The Mass Merchant as Distributor2 May, 2004 By: Kurt Indvik
I got a call last week from a single-store retailer who was incredulous about the disparity in pricing between what he pays his distributors for a new release and what he can buy it for at Wal-Mart. “Isn’t this illegal?” he asked. "How can the studios and distributors get away with this?"
Indeed, the VSDA discussion board has been lit up lately with the same sort of discussion, some calling it the studios’ domestic version of the two-tiered pricing they have implemented in the United Kingdom. Retailers, for the most part, don’t seem to be buying the claim by studios and distributors that mass merchants are selling the high-profile hits at a loss to drive traffic into their stores as “loss leaders.” (Although it is interesting to note that the pricing of these titles at mass merchants does tend to rise after the first week or so.)
Over the past several years, it has been the practice of a large percentage of independent retailers to buy copies of new releases from big-box retailers. At first it started out as a way to fill-in copy depth on a title, but it seems that the practice has become a regular part of many retailers’ weekly buying habit. They buy what copies they need of one or two or more new-release titles from mass merchants as opposed to their regular distributor, since they can get those copies for anywhere from $1 to $5 cheaper.
As a matter of fact, Video Store Magazine is looking to find out just how often you buy inventory for your store from a mass merchant. Take a moment while you’re here to participate in our poll. We’re very interested in getting an idea of just how broad (and how deep) this practice has become.
One question that arises is, what is this doing to what is remaining of the industry’s distribution system as retailers question the value of their distributors? Besides getting terms and delivery, distributors have a much broader selection of titles to choose from than the mass merchants. That selection is an important element to every rental dealers’ business. Some retailers argue they have no sympathy for distributors and aren’t interested in buying from them for charity’s sake. But can they truly afford to see further erosion of their industry’s distribution system?
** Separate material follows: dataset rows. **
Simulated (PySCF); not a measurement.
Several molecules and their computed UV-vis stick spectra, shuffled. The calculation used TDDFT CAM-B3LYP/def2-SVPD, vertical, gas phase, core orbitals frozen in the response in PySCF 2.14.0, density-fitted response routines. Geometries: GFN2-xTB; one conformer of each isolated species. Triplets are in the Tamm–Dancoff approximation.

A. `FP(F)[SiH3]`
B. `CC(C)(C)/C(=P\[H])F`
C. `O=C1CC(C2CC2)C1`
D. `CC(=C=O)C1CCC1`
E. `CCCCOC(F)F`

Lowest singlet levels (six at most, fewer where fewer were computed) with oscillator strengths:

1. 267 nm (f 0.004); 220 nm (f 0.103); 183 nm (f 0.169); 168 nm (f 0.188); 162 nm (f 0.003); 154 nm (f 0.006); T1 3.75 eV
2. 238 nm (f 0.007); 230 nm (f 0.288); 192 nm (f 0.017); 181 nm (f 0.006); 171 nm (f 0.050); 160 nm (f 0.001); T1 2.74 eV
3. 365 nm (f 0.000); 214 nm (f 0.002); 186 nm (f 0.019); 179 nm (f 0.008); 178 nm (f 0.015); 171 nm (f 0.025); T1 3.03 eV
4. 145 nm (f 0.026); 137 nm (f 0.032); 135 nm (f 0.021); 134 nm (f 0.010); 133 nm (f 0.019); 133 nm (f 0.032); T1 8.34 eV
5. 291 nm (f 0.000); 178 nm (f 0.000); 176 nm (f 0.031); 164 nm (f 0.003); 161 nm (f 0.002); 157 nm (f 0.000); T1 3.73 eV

Many retailers have stated they certainly intend to stay with their distributors while continuing to buy from mass merchants either to fill in copy depth or maybe save some money by buying one or two titles at big-box stores as a hedge against what they feel they are losing in price difference for everything else they are buying.
A number of retailers are calling for some action to be taken by the iGroup or some other organization to try to rectify what they see as an injustice. Whatever form that action could take remains unclear. But what is clear is that independent retailers are taking the matter into their own hands to a certain degree, and that may lead to further challenges for the distributors left in this business.